By Mark Azzara
My Dear Friend,
Among my many weaknesses I procrastinate. That’s why I took particular interest in a recent email about procrastination from Kate Shellnutt, editor of her.meneutics.com.
Citing a Wall Street Journal article about procrastination, she wrote that chronic procrastinators do so in order to “do something else, something that makes them feel better.”
Procrastination has been a “friend” of mine for generations. It was my college roommate, the third parent to my children, the co-writer of many of my newspaper articles and the co-pastor of whatever church I was attending. More recently it has been an unwanted guest in the apartment I rent, sometimes making it hard to keep my place clean. But I am using the grace God has given me to shove it out the door so my life can be more focused, active, joyful and, yes, courageous.

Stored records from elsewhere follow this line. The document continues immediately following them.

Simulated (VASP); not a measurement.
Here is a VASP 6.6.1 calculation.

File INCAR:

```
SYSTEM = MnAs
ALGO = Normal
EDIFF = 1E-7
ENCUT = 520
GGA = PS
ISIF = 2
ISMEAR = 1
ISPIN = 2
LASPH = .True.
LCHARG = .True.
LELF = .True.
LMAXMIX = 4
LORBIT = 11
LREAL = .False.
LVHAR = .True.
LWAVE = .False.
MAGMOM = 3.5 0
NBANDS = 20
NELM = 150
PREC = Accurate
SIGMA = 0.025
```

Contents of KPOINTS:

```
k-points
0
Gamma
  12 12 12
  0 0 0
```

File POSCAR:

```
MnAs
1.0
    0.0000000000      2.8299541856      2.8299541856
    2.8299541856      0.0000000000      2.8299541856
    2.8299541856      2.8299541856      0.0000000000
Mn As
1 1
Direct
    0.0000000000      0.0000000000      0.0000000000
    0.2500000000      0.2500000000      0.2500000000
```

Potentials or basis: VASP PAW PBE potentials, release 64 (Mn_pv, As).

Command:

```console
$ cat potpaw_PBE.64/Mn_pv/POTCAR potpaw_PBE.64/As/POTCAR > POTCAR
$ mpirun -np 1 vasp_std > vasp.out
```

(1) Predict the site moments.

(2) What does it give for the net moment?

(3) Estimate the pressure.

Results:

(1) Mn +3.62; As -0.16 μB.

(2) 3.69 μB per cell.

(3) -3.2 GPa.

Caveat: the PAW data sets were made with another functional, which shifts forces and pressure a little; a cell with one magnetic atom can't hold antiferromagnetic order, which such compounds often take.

For instance, I tend to pile stuff wherever I can find a flat space, in the hope of dealing with it “later.” Well, later is here. That stuff (most of it, anyway) is gone. The job wasn’t that difficult. More than anything it was simply a case of deciding whether to throw out or give away the stuff that I’ve held onto for a long time in the wrongheaded belief that I might some day need it. My pile of Smithsonian magazine back issues is now entertaining folks at the city’s senior center.
After reading Shellnutt’s note, however, my thoughts took an unexpected turn because I’m pretty sure that apartment neatness isn’t Jesus’ primary concern.
Shellnutt’s email got me to think more deeply at “ministry,” “worship,” “charity” and other “Christian” activities (in my case, Christian writing). All of these become forms of procrastination when they distract us from our essential need to surrender fully to God.
I shared this observation with Shellnutt, who answered quickly, saying I was “absolutely” right. Those activities are certainly good but they don’t get us closer to God. They are meaningful only when they are the result of being close to God.
I have seen countless examples of people who engage in all sorts of Christian activities in order to make themselves “feel better” – i.e., to prove to themselves and/or others that they already have a deep personal relationship with Jesus and have already been changed by it. But if you need to prove it you may not really have it.
Shellnutt’s email says to me what I’ve been implying in this space for a few weeks – that we must abandon procrastination and get on with the essential act of surrendering to the God-directed process of being transformed from mere human beings into ever-more-perfect reflections of Jesus.
When it comes to surrender, procrastination may be rooted in the fear of a close, deeply personal relationship with God because, for our good, he must control it. We can control those other activities, but not our one-on-one relationship with God. We not only fear a relationship we can’t control; we also fear the changes that will result from it. We fear the process that God intends for us – the process of becoming, day by day, more like Christ.
We are all terrified of God to some extent. It’s human nature. The only appropriate response is to surrender that fear to God. Fear is the first thing God must conquer. He does so by loving it out of us, and only then can we truly love others as he has loved us.
I can only wonder what the church will look like when we finally stop procrastinating and surrender unequivocally to God – to love. But whatever it looks like, I’m betting it will be the most beautiful sight we’ve ever beheld.